回复: 求助:文本切割工具
If a text is 1,000 words long, it is said to have 1,000 "tokens". But a lot of these words will be repeated, and there may be only say 400 different words in the text. "Types", therefore, are the different words.
The ratio between types and tokens in this example would be 40%. But this type/token ratio (TTR) varies very widely in accordance with the length of the text -- or corpus of texts -- which is being studied. A 1,000 word article might have a TTR of 40%; a shorter one might reach 70%; 4 million words will probably give a type/token ratio of about 2%, and so on. Such type/token information is rather meaningless in most cases, though it is supplied in a WordList statistics display. The conventional TTR is informative, of course, if you're dealing with a corpus comprising lots of equal-sized text segments (e.g. the LOB and Brown corpora). But in the real world, especially if your research focus is the text as opposed to the
language, you will probably be dealing with texts of different lengths and the conventional TTR will not help you much.
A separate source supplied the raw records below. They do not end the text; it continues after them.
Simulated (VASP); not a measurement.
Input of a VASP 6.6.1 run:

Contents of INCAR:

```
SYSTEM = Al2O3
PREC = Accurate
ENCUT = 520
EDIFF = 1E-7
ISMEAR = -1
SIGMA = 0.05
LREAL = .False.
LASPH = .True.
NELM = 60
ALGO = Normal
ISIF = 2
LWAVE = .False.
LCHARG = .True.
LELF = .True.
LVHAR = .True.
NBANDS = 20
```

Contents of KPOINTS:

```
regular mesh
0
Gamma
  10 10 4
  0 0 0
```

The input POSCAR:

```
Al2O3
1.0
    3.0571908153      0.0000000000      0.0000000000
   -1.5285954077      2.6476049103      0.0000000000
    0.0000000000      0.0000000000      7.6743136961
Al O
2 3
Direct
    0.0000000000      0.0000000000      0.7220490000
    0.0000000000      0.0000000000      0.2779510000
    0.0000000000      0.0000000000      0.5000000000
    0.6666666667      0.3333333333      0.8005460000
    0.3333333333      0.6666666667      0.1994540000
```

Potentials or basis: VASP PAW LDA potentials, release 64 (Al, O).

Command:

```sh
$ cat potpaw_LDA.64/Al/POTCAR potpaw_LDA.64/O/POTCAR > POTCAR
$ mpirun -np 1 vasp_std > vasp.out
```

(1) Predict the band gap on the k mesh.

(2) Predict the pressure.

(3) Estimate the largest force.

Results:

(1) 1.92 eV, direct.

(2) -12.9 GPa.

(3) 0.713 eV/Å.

Wordlist uses a different strategy for computing this, therefore. The standardised type/token ratio (STTR) is computed every n words as Wordlist goes through each text file. By default, n = 1,000. In other words the ratio is calculated for the first 1,000 running words, then calculated afresh for the next 1,000, and so on to the end of your text or corpus. A running average is computed, which means that you get an average type/token ratio based on consecutive 1,000-word chunks of text. (Texts with less than 1,000 words (or whatever n is set to) will get a standardised type/token ratio of 0.)